Here are some important references to get started with (kernel) dyanmic textures:
Dynamic texture models have recently been used in a variety of applications; here are just a few:
pydstk support a several of ways to load video material. All routines are implemented in the dsutil package. Let's import this first ...
In [39]:
import dsutil.dsutil as dsutil
First, we will try to load a video (traffic sequence) from an ASCII file that contains all pixel values for each frame:
In [41]:
data, sz = dsutil.loadDataFromASCIIFile("tests/data/data1.txt")
In [42]:
data.shape
Out[42]:
Each of the 48 frames in the video of size (48 $\times$ 48) was vectorized into a 2304 dimensional column vector.
In [4]:
sz
Out[4]:
To see what the video looks like, we take a look at the first frame of the video:
In [5]:
F = data[:,0].reshape((48,48))
In [6]:
imshow(F.T, cmap=cm.gray)
Out[6]:
The (discrete-time) linear dynamical system (aka dynamic texture in a vision context) can be written as:
$x_{t+1} = \boldsymbol{A}\boldsymbol{x}_{t} + \boldsymbol{w}_t$
$y_{t} = \boldsymbol{C}\boldsymbol{x}_{t} + \boldsymbol{v}_t$
Both state- and observation-evolvement are linear and the noise process (i.e., $w_t\sim \mathcal{N}(0,\boldsymbol{R})$ and $v_t \sim \mathcal{N}(0,\boldsymbol{Q}$) are zero-mean Gaussian (with different covariances). The task of system identification is to estimate the model parameters $(\boldsymbol{A},\boldsymbol{C},\boldsymbol{R},\boldsymbol{Q},x_0)$ from a set of observations $[\boldsymbol{y}_0-\bar{y},\ldots,\boldsymbol{y}_N-\bar{y}],~\boldsymbol{y}_i \in \mathbb{R}^n$. In case of standard dynamic textures, the observations $\boldsymbol{y}_i$ are our video frames (and $\bar{y}$ is the mean, taken over all frames of the video).

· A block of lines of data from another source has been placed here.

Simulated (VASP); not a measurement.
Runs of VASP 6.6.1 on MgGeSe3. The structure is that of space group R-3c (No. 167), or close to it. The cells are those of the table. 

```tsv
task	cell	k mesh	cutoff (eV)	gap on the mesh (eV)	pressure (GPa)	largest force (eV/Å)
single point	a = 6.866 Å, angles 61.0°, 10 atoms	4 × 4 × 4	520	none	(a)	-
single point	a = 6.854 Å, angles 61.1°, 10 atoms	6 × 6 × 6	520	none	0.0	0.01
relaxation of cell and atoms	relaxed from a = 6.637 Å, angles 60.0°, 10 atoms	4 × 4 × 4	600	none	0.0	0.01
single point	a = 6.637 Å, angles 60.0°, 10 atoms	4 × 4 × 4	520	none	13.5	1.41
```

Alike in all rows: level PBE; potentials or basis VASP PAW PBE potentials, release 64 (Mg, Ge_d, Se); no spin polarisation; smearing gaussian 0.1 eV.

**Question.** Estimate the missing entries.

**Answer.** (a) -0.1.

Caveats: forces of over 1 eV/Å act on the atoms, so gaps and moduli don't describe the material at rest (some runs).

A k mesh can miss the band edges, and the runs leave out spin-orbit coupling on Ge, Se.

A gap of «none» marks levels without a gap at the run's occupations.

In our example $\boldsymbol{y}_i \in \mathbb{R}^{48 \times 48}$ and $N=48$. Next, we will create a Linear Dynamical System (LDS) with 5 states:
In [43]:
from dscore.system import LinearDS
In [46]:
lds = LinearDS(5, False, False)
We can now run system identification to obtain the dynamic texture parameters. System identification is done via the suboptimal (SVD-based) approach that was originally proposed in [Soatto01a] (see References).
In [9]:
lds.check()
Out[9]:
In [47]:
lds.suboptimalSysID(data)
In [48]:
lds.check()
Out[48]:
As we have seen, check() returns False before we actually estimate the system parameters. This can be used to test if the dynamic texture model is ready for instance.
In [12]:
lds._Ahat.shape
Out[12]:
Let's take a look at the spectral radius of the state-matrix (which should be $<1$ if the system is stable):
In [57]:
import numpy as np
specRad = np.max(np.abs(np.linalg.eig(lds._Ahat)[0]))
print specRad
Note: Although THIS system is stable, system identification using SVD does NOT enforce that!
In [56]:
lds._Chat.shape
Out[56]:
So, the state-transition matrix A is a (5 $\times$ 5) matrix, the observation matrix C is a (2304 $\times$ 48) matrix.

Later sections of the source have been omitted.